On the one hand, in an analysis of data going back to 1802 in his seminal book, "Stocks For The Long Run", Jeremy Siegel concluded that stocks outperformed bonds over long periods. However, Edward McQuarrie, author of the 2023 study "Stocks for the Long Run? Sometimes Yes, Sometimes No," reached back even further to 1793 and expanded the data set to include 3–5X more stocks and 5–10X more bonds. Accordingly, McQuarrie found that, while stocks did indeed far outperform bonds between 1942–1981, not only did stocks and bonds produce about the same wealth accumulation during the 150-year period before 1942, but the same held true from 1982–2019 as well.

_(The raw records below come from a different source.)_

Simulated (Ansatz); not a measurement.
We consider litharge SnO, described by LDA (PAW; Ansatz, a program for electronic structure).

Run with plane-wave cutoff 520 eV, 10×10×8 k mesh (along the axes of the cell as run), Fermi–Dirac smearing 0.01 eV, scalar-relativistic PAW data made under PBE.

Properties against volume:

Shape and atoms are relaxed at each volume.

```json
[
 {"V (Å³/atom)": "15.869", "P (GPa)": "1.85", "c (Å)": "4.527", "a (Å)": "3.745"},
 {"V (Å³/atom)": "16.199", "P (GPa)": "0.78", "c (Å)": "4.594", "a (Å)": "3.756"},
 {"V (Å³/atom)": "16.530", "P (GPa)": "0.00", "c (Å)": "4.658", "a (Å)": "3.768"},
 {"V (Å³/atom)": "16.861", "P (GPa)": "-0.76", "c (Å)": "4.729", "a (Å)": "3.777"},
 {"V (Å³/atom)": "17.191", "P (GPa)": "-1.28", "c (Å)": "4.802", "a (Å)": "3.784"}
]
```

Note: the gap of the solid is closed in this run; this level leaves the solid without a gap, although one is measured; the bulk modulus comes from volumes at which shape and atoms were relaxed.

So, although the entire 227-year span of McQuarrie's analysis from 1793 to 2019 was weakly supportive of Siegel's conclusions, there were subperiods where bonds actually outperformed stocks, leading McQuarrie to conclude that there was no consistent relationship between asset outperformance and length of holding period to which values must revert. Instead, McQuarrie argued that the changes over various periods depend solely upon the 'regime' in place, where a regime is defined as "a temporary pattern of asset returns" characterized by "ceaseless variation" over time.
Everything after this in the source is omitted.